It looks like Nokia isn’t about to stop hemorrhaging any time soon. The release of its latest quarterly report highlights just how bad things are, for the once mighty mobile company.
The bright point for investors is that this bad news was anticipated, and mostly factored into the share price. Overall net sales fell by 19% year on year but were a smidgen higher than the traditionally bad first quarter, up three percent.
The overall loss was close to US$1-billion for the quarter but cash reserves did shoot up as a result of cost cutting and tighter controls by US$125-million.
Nokia is a pale shell of the dynamic market leader of 2010 and the so-called transition period hasn’t made much of a difference overall. Sales of its flagship Lumia devices have hit four million units but critically the profit margin on the sale of smart devices, which includes Lumia sales, fell from 15,6% in Q1 to a mere 1.5% in Q2. The fall on margin highlights how badly the overall uptake of Lumia devices but also how negatively the market has reacted to the announcement that the current Lumia devices will not be upgradeable to Windows Phone 8.

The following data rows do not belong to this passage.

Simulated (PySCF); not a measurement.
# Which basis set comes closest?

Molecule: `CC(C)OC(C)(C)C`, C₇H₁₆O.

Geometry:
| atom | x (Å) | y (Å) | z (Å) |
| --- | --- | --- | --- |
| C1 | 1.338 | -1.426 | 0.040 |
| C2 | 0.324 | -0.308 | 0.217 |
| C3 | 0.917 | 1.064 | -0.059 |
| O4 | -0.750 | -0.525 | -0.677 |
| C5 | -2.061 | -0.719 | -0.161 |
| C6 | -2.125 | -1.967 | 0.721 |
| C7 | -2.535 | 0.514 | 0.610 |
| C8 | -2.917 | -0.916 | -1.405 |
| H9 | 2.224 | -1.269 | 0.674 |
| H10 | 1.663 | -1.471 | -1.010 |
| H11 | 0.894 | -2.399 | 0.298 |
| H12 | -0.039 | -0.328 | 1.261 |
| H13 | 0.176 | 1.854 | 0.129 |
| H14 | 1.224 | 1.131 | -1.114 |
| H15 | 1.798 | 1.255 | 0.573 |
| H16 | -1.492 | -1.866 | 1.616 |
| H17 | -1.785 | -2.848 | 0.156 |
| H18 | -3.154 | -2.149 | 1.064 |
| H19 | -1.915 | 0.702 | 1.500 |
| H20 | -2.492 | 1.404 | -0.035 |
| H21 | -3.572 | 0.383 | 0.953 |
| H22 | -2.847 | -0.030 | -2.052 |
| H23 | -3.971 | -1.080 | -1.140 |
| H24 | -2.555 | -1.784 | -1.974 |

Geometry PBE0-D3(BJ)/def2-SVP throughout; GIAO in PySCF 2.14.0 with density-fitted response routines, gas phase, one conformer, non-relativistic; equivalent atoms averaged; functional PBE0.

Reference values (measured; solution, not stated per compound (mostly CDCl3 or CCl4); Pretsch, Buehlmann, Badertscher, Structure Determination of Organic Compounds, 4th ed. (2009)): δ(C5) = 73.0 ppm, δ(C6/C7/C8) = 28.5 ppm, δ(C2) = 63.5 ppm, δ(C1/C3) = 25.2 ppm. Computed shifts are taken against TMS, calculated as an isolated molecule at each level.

The bare numbers, however stark, do not tell the full story though. Transitions are costly, both in bottom line numbers and in the toll it takes on the brand. The Microsoft Nokia partnership, which made sense at the time, has proven to be too little too late for the company as sales of the Lumia range are not growing fast enough to offset the fall of all the other S40 and lesser devices.
Nokia still has a chance to recover, its cash resources and manufacturing prowess coupled with its status as the number one or number two mobile brand in a number of markets around the world, allows it a few more quarters to get things right. Nokia should be very clear what its new Windows Phone 8 strategy is, and what the devices slated to launch in the last quarter of 2012 will be. Nokia has also been very reticent to announce when it thinks it will be returning to profitability, and once again made no mention of this in these results.
The lack of clarity on what the strategy regarding the current Symbian devices is, also gives the market no direction. Smartphone growth, mainly focused on Android, especially at the low to medium end of the market, is continuing to decimate sales of the so-called dumb phones, and the Nokia portfolio of Series 40 Symbian phones, whilst smart on the surface, are being lumped into the overall non smartphone market.
The sun has not set as yet on Nokia, but there needs to be far greater urgency and much more visible change from management, the days of business as usual are long gone. Crisis is the name of the game, and Nokia desperately needs a fresh clean strategy, which allows it to effectively compete in all the markets in which it has traditionally been strong. For now it looks like the Android juggernaut is rolling on, and in fact over Nokia in all its traditional markets. Windows Phone may ultimately just be too little too late for the previous market leader.